Looking to the Past to Help Better (Re)Design the Future of MWL in an English Department

This session will be a “mistakes made, lessons learned” style of presentation as the presenter will share experiences about the implementation process of MWL into developmental English. Participants will be invited to ask questions and to share their own “lessons learned” in an effort to help one another create the best future opportunities for implementing MWL. While implementation of MWL into individual courses will be discussed, this session will primarily focus on the implementation process department-wide.

Jennifer begins by giving background on the developmental English program at Ozarks Technical College. 24 adjuncts and 9 full-time instructors teach two levels of developmental English: ENG 040 & 050. It is decentralized with supplemental resources such as a tutoring center and dedicated advising. The program is in the process of aligning its course objectives with the objectives of both the Missouri Developmental Education Consortium and the Missouri Department of Higher Education. ENG 040 employs Arlov’s Wordsmith while ENG 050 uses Gaetz and Phadke’s A Writer’s World.

Recent redesigns to the curriculum includes a “Bridge to Success” program that provides developmental students with a dedicated advisor, a “Keys to College Success” course, and an early alert system for struggling students; more full-time faculty; and increased developmental education professional development opportunities for faculty. Assessment practices are also In the process of changing form a final exam model to a model that includes course work and writing proficiency in addition to a final exam. Finally, MWL has been integrated into developmental classes as a mandatory requirement.

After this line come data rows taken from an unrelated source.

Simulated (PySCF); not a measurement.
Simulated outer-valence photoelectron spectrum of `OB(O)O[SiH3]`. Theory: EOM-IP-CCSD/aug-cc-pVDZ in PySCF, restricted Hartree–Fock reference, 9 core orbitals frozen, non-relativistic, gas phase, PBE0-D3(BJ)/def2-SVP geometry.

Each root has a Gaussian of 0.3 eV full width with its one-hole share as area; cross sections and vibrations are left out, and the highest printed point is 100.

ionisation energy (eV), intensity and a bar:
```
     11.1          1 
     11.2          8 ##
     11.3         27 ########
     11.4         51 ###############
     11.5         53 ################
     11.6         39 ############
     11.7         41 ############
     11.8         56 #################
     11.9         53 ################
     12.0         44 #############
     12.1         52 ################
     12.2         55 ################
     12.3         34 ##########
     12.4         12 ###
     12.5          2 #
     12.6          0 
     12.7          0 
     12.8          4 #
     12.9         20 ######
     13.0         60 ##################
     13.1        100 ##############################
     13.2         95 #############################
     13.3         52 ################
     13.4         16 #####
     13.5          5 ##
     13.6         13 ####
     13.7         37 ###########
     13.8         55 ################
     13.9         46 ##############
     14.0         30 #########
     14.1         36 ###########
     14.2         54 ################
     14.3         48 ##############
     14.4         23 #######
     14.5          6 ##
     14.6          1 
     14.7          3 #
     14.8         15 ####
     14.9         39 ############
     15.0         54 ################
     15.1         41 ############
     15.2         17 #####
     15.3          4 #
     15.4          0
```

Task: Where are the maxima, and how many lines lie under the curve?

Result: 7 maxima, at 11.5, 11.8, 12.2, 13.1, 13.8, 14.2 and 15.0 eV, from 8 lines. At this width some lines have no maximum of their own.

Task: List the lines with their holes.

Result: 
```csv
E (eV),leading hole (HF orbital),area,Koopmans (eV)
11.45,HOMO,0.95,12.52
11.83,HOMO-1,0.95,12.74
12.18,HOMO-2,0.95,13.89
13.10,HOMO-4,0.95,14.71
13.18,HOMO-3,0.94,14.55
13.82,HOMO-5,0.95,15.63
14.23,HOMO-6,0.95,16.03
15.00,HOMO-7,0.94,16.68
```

Jennifer next shares seven lessons her department has learned from these redesigns, especially the MWL requirement. The first is that instructor buy-in to the program is integral. To do this, she recommends sharing how the institution has arrived at the decision, provide examples of classroom use, hold Q&A sessions about MWL, give opportunities for full-time and adjuncts to engage in trials and pilots of the program, invite instructors to assist the redesign.

The second lesson is to provide ample mandatory hands-on technology training, and the third is to provide ample pedagogical training. Experienced instructors should help with this training. Departments should develop a set of MWL best practices for new instructors. It is also important to offer incentives for instructors (especially adjuncts) to attend training sessions.

The next lesson is to give instructors guidelines for using MWL as a supplement to, not a replacement for, classroom instruction. Questions to consider include how much in-class time should be devoted to MWL, how much of the course grade should include MWL work, what the minimum requirements for using MWL in class. Related to this is the fifth lesson: Set specific goals and outcome for using MWL. These outcomes need to be clear and assessable, which means also deciding how to assess the outcomes.

The next lesson is to encourage experimentation with the program. This is especially important for adjunct instructors. Additionally, faculty should be encouraged to share the results of their experimentation, especially with faculty who are hesitant to use it in different ways. The final lesson is also closely related to the previous: Develop a plan for new (especially inexperienced) instructors to use MWL in their courses. Have a “ready-to-go” list of suggested assignments for instructors to fall back on until they are comfortable enough with MWL to experiment. Also share the training load with everyone by pairing an inexperienced instructor with a veteran instructor familiar with MWL. Finally, provide faculty with a specific name of a tech person who can help with any trouble.

Jennifer ends her presentation by asking for her listeners’ input and questions.

Presenter Bio:

Jennifer Dunkel is the lead instructor for developmental English at Ozarks Technical Community College. She earned a Bachelor of Arts in English from Truman State University and a Master of Arts in Writing (with a composition and rhetoric emphasis) from Missouri State University. She has been teaching and researching developmental writing for the past seven years. Jennifer has incorporated MyWritingLab into her developmental writing classes for the past four years. Jennifer is actively involved in the National Association for Developmental Education (NADE), the Midwest Regional Association for Developmental Education (MRADE), and the Missouri Developmental Education Consortium (MoDEC), ll professional organizations that provide strong support for teachers of developmental education.